Family & Relationships Conflict

How To End A Relationship - Breaking Up Is Hard To Do

Sometimes it's inevitable: relationships end.
Knowing how to end a relationship in the most graceful way possible will make sure really bad things don't happen later.
Above all, you must be strong in your convictions.
When the relationship is no longer mutually beneficial for both of you, there's not a lot left you can do to get it back to where it's perfect.
What makes ending a relationship so difficult is the amount of time and hopes and dreams you put into it only to realize that it just can't work with this person.
That doesn't make either one of you bad people! It only means that you are incompatible and will have better luck finding love elsewhere.

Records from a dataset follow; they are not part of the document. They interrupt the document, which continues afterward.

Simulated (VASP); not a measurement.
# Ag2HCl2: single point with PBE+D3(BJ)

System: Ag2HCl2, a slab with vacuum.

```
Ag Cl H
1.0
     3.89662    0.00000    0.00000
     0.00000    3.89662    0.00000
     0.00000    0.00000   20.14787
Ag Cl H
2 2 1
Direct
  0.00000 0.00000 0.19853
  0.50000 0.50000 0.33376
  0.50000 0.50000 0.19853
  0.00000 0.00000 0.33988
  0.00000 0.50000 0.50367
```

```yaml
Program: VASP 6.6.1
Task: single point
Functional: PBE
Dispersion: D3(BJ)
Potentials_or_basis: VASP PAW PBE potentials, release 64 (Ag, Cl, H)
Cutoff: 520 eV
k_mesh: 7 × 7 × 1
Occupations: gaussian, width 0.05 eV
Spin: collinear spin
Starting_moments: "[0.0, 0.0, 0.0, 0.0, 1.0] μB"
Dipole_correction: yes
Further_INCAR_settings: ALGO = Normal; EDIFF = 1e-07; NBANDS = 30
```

With that, here are some great pointers on how to end a relationship:
  • Know exactly why you are leaving.
    Really give this some thought.
    Why are you leaving the relationship? What does your boyfriend/girlfriend do or not do that makes you incompatible? Could they really change this behavior if they really really wanted to? (Answer: probably not) Knowing the specific reasons for leaving gives you a stronger purpose if they promise to change.
    The reality is that people can change...
    but will revert back to their old selves within 3 months to a year.
    We can't help it.
    We are all creatures of comfort and find that comfort in what we know.
  • Take care of business.
    This may seem cold, but once you start the breakup process, things can get unpredictable-sometimes ugly.
    So make sure you get those things back that are important to you before you break up.
    If you live together, figure out a way to remove your most cherished possessions because they may find themselves on the lawn.
    Obviously, this might not be an issue when breaking up with mature, responsible people, but some of them just snap and do horribly childish things.
    It's best to be safe and have all of the important stuff figured out before you give the axe.
    When it comes to dividing property, consider the stuff you really want to take with you, but in the end, it's only stuff.
    Resolve yourself to leaving with nothing.
    Everything you take with you will be a bonus.
  • Take Responsibility.
    This is a big one.
    We all know it's always the other person's fault, but in the end it's all yours.
    It's your fault that their personality, or financial situation, or friends, or whatever don't match perfectly with yours.
    I'm not saying this to make you feel bad, it's just a simple truth.
    You cannot be happy in this situation so blaming them for the way they simply are will not make this any easier.
    There may be things you feel you have to say on why he or she screwed things up with you, but now is not the time.
    A simple, "I can't do this anymore," speaks way more volumes than "You are an inconsiderate jerk.
    " For one, when it becomes your problem, there is not much more he can do to fix it.
    If you blame him than he can beg forgiveness and promise to change.
    Avoid this conversation at all costs.
    It tempts you to stay and we all know that you are serious and you're rolling out for real! Be strong and take the blame!
  • Don't send mixed signals.
    If it's over, it's over.
    No breakup sex, no maybe's, no "I'll think about it's.
    " You have made up your mind.
    You're open to friendship after the pain has faded away (and provided they don't act like a child), but otherwise now it's time to go your separate ways.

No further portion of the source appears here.